Poor rental market forces local family to consider leaving town

MELISSA SMYTHE and her children Vilita Rose, left, Malachi and Zeliscia, right, will have to say goodbye to the big backyard they have enjoyed for the past four years when they move out of their home in August.  - Kat lee PHOTO
MELISSA SMYTHE and her children Vilita Rose, left, Malachi and Zeliscia, right, will have to say goodbye to the big backyard they have enjoyed for the past four years when they move out of their home in August.
— image credit: Kat lee PHOTO

A nice house with room for her family to live in comfortably.

A big kitchen, family dinners, activities in a big back yard, and extended family over to spend time with.

That’s what 25-year-old mother of three Melissa Smythe wants, and what her family has had for the last four and a half years.

But her landlords are now selling the three-level house on the 2500 block of Molitor Street, and Smythe and her family have to be out of their home by the middle of August.

She’s looked around but can’t find anywhere to move her family.

She and her husband both work full time but can’t get a mortgage for another five years due to previous financial situations. Their children are six, five and three years old, and Smythe’s father lives in the basement and helps out with the kids.

And she’s finding there are very few places in Terrace for large families to rent.

Smythe has looked at newspapers, called housing organizations, and has even driven around town looking for rental signs. She put her name on the list for Muks Kum Ol housing last November after her landlord told her they would maybe sell the house in the spring.

Nothing has come up.

“The rental market here is terrible,” said Stacey Tyers, executive director for the Terrace Anti-Poverty Group. They’ve had clients approach them with housing problems, but Tyers says there are hardly any decent affordable rentals in town right now. People are selling and buying their own houses now, which means there are fewer rentals available.

“We’re seeing it all over town now, and it’s an increasing problem,” Tyers said. “People just can’t find anything.”

Muks Kum Ol housing is for First Nations only, and the Ksan House Society has some housing for women coming out of abusive relationships and housing for mental health clients. The society also has subsidized housing at Skeena Kalum Housing on the south side, but space is limited.

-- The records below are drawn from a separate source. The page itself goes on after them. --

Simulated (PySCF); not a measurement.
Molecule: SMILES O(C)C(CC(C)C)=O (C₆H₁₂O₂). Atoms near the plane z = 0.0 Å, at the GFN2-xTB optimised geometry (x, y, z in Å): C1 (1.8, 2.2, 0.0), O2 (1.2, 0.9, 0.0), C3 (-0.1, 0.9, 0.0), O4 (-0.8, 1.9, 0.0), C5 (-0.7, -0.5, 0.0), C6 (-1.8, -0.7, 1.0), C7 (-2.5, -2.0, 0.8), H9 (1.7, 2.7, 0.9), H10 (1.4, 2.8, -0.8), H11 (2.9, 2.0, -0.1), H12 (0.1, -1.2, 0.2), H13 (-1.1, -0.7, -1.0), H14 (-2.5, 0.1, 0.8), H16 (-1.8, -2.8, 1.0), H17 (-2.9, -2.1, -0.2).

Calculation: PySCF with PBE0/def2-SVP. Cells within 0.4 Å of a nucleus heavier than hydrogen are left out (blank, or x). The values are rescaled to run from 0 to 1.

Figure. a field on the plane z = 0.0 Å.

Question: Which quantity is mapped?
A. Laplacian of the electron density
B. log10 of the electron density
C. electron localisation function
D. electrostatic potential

“Honestly, there’s just nothing for families, especially for working families,” Tyers said.

The executive director of the Ksan House Society agrees.

“Housing in Terrace is a huge, huge issue,” Carol Sabo said. “There’s nowhere to rent, period.”

Apartments on Kenney Street burned down a few years ago, and low-income housing on Scott Avenue has been replaced by middle-income housing now known as the Keystones.

“It’s hard for tons of people, whether it’s poor or working class, or middle income, there’s just not a lot of places to rent,” Sabo said.

Sabo says the society is willing to even go so far as screening some of the potential renters for landlords who may be hesitant to rent. She’s asking landlords with empty places to give her a call.

It’s getting to the point where Sabo says women and their children are coming to the transition house because they have nowhere to live. The people would be happy to rent a place, she says, but there is nowhere to rent.

Smythe herself has considered taking her children to the women’s shelter if she can’t find a place for her family by the move-out date. Either that, or she’ll take her two youngest daughters and move in with her sister and her sister’s child in their two-bedroom apartment. Her husband will take their oldest boy and live with his family. She doesn’t know what would happen to her father.

“I can’t see us not living with him,” Smythe said of her father. That’s the worst-case scenario.

“I want to keep my family together,” she said.

Ideally, she’s looking for a four-bedroom house to rent, with space for her kids to play.

“I want something nice, where I can raise my kids in a nice home,” she said. “I want to live there long-term.”

An apartment would have no yard, a duplex would be small and cramped, and she’d have to pay for storage for their furniture. They’ve worked hard to assemble their household over the last few years, and Smythe doesn’t want to sell their belongings only to have to buy more later.

Added to that, she doesn’t want to put her kids through the trauma of constant moving.

Smythe has two friends who have moved out of town because they couldn’t find a place for their large families to live.

She may end up doing that herself. She’s visited Prince Rupert looking for a suitable home, and says she and her husband will move there if they need to. She doesn’t want to, but she can’t find accommodation for her family in town. She’ll keep looking until the bitter end, though, hoping a place comes up.

“If Terrace wants to grow,” she said, “people need places to stay.”